In my relationship with your dad, we see each other in the morning as we both wake and get ready for our days. We always say a goodbye with a kiss, a hug, and a prayer for the day. We greet each other with a kiss and a hug. We hold hands. We pray for each other.
Some days are so very busy. There is so little time to be part of each other’s lives when there is so much to be done. So you need to be part of each other. When we married, God brought us together. Two individuals making a marriage with God at the center. When we are together, we are complete. When we are apart, we take each other with us as we go through the day supported in our love for each other. Not together in time and space, but never apart either.
We have been married for almost 36 years. I am always conscious of my husband in my life whether we are together or apart. I go through my day independently, fully supported in God’s love and in the love of my husband.
We are away from each other 10-16 hours a day depending on our work, social, or service commitments. When we are home together in the morning, your dad makes me breakfast and we sit together for a couple moments and enjoy breakfast. In the evening we have dinner together most days although that isn’t always possible. For many years when our children were small, we would stop what we were doing after the busyness of the day, after the kids were in bed, and share time together. This is a time for rest and nurturing each other.
There are many seasons to marriage: a time to be young and dating, a time to be newlyweds, a time to raise small children, a time to counsel teenagers, a time to put those kids through college a time to help aging parents, and a time to be those aging people. Throughout these times there is always each other.
Schedule time for important conversations. I learned to keep a list of what we needed to talk about so that I could let my anger go and know that we would talk when we were both ready. I learned to listen too.

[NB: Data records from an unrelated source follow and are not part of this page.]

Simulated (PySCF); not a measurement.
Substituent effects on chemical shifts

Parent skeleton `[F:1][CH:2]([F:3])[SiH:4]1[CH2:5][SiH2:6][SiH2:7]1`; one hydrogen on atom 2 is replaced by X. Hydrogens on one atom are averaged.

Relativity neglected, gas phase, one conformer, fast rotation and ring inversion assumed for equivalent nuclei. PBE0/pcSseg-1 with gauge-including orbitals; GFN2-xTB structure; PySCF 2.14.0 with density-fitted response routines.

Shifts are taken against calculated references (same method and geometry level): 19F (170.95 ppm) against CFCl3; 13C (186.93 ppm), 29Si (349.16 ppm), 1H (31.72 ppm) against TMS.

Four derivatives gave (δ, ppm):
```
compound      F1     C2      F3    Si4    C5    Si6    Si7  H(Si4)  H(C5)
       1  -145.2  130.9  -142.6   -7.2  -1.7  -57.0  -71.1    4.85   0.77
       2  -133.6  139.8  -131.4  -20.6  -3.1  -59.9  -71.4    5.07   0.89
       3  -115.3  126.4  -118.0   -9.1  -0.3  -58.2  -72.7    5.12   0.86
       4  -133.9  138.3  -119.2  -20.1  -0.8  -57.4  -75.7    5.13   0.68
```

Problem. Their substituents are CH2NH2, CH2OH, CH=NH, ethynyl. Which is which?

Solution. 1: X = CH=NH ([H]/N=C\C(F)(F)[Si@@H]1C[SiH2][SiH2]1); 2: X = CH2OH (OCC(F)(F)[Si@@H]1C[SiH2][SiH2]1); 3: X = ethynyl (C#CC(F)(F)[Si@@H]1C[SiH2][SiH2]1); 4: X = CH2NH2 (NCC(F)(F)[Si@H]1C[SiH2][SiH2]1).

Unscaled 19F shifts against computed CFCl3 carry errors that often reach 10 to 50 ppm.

Be confident in your loved one’s love for you. When we doubt each other, our communication suffers and erodes the quality of our time together. Trust each other. Share each other with the world around you and then come back together in the intimate moments, in the sorrowful moments, in the joyful moments and in the ordinary moments.
Oh God, help us to see you in our relationship. Help our commitment, help our communication, strengthen our marriage, be at the very core of us. You are our God. Thank you for our marriage. Thank you for our time together. Help us to do your Holy will each day even when we have to be apart through Christ Our Lord, Amen.